Advertisement

Falcons pay steep price for face-lift

ATLANTA – If the NFL wants to change the personal conduct of its players, it should bring every rookie to the room where the Atlanta Falcons held a news conference to announce the signing of quarterback Matt Ryan.

And then it should take them to visit former Atlanta quarterback Michael Vick at the federal prison in Leavenworth, Kan. The contrast is stark.

Most people look at Ryan's six-year, $72 million contract, which includes a rookie record $34.75 million guaranteed, as an example of an NFL salary system gone haywire. A guy who has never played a down in the NFL is now its third-highest player, trailing only Indianapolis quarterback Peyton Manning and Pittsburgh quarterback Ben Roethlisberger.

The Falcons never wanted this rebuilding project. They were forced into it when Vick took team owner Arthur Blank's money and adoration for granted, and the franchise is overpaying to start anew.

Ryan's signing was announced at Blank's grandiose office building in the tony Buckhead section of Atlanta in a room that looked like something from the Palace of Versailles, complete with five chandeliers, a gorgeous inlaid wood floor and smoke-stained mirrors at each end. Wine and appetizers, served by a wait staff, added to the ambiance.
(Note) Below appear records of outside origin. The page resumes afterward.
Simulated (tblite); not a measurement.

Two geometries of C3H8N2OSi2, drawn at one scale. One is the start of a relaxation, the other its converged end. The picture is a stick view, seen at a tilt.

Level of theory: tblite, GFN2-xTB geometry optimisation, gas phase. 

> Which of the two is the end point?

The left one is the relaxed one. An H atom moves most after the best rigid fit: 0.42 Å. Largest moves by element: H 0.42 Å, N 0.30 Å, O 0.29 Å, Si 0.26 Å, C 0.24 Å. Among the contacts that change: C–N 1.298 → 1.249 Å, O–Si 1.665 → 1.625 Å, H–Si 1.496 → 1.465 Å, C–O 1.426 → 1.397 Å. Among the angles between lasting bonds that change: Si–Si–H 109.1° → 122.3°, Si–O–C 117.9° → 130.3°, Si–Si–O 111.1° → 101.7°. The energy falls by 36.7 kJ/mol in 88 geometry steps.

The room, a small part of Blank's complex, isn't the usual spot people would expect the signing of a football player to take place.

"Maybe they should," Ryan said with equal parts deadpan and dutiful respect. He was asked if the event seemed weird for a guy who until recently was dealing with college life.

"Not really, I feel comfortable. I like the room," he said with a light grin.

Ryan affirmed his nickname of "Matty Ice" during the news conference with a series of similar one-liners. It was impressive, considering that he was flanked by Blank to his left and NFL commissioner Roger Goodell to his right.

That's a human vise grip of pressure and expectation.

Ryan summed up the heady experience by saying, "There's a lot of work and I need to go earn it." In short, Ryan needs to be good and the Falcons need to win. That's a lot to put on any rookie, let alone the pressure that goes with getting so much money.

That money comes with a price. If young NFL players don't see the difference between where Ryan and Vick are spending time these days, they don't get that personal conduct is a point of emphasis for Goodell and the image-conscious NFL. The league is still trying to find ways to impress on its players and their teams the importance of good citizenship.

This week, Goodell discussed fining teams whose players violate the personal conduct policy, which would be an extension of the system he instituted last year to handle Vick, Pacman Jones, Chris Henry and Tank Johnson, among others.

Why does the league need more teeth in the personal conduct policy? Alex Marvez of foxsports.com recently cited an interesting statistic: Over the past three months, NFL players have been arrested nearly as often as the same period a year ago, before Goodell announced the policy (26 this year, 27 in 2007). You have to wonder if the policy is working,

Goodell countered by saying that the time period is a snapshot, not a long-term analysis. Fair point. There have not been the ugly or stupid situations that marred the 2007 offseason. But punishment is only part of what prevents bad behavior. There has to be a carrot at the end of any stick.

That carrot is not just the money that the Falcons threw at Ryan, but the environment they surrounded him with. This is the life that NFL players should be aspiring to, the one that they should be shown. But that life is a privilege and not a right.

As Ryan said, with Vick sitting in a federal prison cell 843 miles away, it's a comfortable room.